Geeky things and other research from a work in progress

2008-08-30

I git it now!

After a lot of discussion about GHC switching from darcs to git, I was tempted to try it out. Today was an experimentation day for me, and it turned out really well.

I come from the world of Subversion. It has been my primary VCS for a number of years, and that's mostly by circumstance. In my master's program, it was just easiest to get access to. At my last job, SVN was the main repository for everything. I became very familiar with it: it's quirks with moving files, it's problems with merging branches, and so on. Sure, it's not the best, but it worked well enough. In fact, my current place of employment also uses SVN extensively.

As I gradually become more familiar with the Haskell community, I encountered darcs. I never really became comfortable with it, though. It was quite slow for basic things. The large number of commands and the many ways of doing things that are similar but slightly different was, truth be told, somewhat overwhelming. Of course, I only used darcs to pull source repositories for building. I never had my own repository or tried to send a patch to someone else.

Then, this thing with GHC and its libraries came up. They were looking for maintenance of the SYB library, and we volunteered. I presume that the GHC developers are going to set up git repositories for the libraries, so I figured I should get to know git. In my reading, I had learned about several features of git that intrigued me. It was these features that lured me in and have pretty much captured me, too.

First, there's the concept of local branches. I love it! I can't get enough. I generally make copies of directories and files to do my own form of local branching. Perhaps it's naive, but it is the best solution I had found up to now. I often don't want to check unstable code or unused code into the central repository. Either it's more effort than I want to spend at the time or it ends up in a branch that is forgotten about and gets out of date quickly. The git local branches are simple: I don't have to spend time copying. They are quick: git checkout <branch>. And they stay in the same place as the master branch, so I don't have to search for them in my files. Wonderful!

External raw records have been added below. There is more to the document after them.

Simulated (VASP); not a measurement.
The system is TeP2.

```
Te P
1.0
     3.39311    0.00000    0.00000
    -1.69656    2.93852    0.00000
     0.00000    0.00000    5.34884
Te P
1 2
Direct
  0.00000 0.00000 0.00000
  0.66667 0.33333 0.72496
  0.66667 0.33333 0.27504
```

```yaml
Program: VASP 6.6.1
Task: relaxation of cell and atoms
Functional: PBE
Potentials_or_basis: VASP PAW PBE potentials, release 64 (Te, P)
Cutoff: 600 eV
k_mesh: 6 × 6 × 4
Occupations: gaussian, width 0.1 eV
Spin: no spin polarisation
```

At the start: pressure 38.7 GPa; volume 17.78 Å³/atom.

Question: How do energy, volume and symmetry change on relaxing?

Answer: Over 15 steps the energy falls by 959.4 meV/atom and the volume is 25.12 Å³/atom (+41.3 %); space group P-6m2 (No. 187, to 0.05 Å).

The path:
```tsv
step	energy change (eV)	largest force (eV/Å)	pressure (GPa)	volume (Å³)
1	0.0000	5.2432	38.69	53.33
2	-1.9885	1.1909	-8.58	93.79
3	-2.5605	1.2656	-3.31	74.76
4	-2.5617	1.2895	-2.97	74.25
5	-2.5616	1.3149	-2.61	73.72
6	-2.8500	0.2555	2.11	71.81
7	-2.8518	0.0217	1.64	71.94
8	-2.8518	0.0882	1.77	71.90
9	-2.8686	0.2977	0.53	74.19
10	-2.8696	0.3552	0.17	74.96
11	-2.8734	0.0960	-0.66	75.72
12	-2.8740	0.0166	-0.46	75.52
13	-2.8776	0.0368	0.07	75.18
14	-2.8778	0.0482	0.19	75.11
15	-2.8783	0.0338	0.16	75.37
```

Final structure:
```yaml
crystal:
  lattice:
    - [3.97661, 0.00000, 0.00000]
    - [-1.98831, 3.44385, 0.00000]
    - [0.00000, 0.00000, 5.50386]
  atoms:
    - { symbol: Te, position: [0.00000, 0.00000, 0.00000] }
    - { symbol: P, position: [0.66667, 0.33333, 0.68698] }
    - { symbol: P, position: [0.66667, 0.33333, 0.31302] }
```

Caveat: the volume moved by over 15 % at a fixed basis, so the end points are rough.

Second, git has a very nice extension, git-svn, for integrating with a Subversion repository. Since we use that at work, I can try out git and using it to actually do work. That's what today's experiment was about.

As for comparing VCS tools, I can't say I'm very qualified. My general (and limited) experience with darcs is that it is very slow and difficult to figure out how to use. My experience with git is that while it has a very large number of commands, it is thoroughly documented. There are a number of tutorials available to point out what I need to get started using. Plus, there's the page on git for Subversion users.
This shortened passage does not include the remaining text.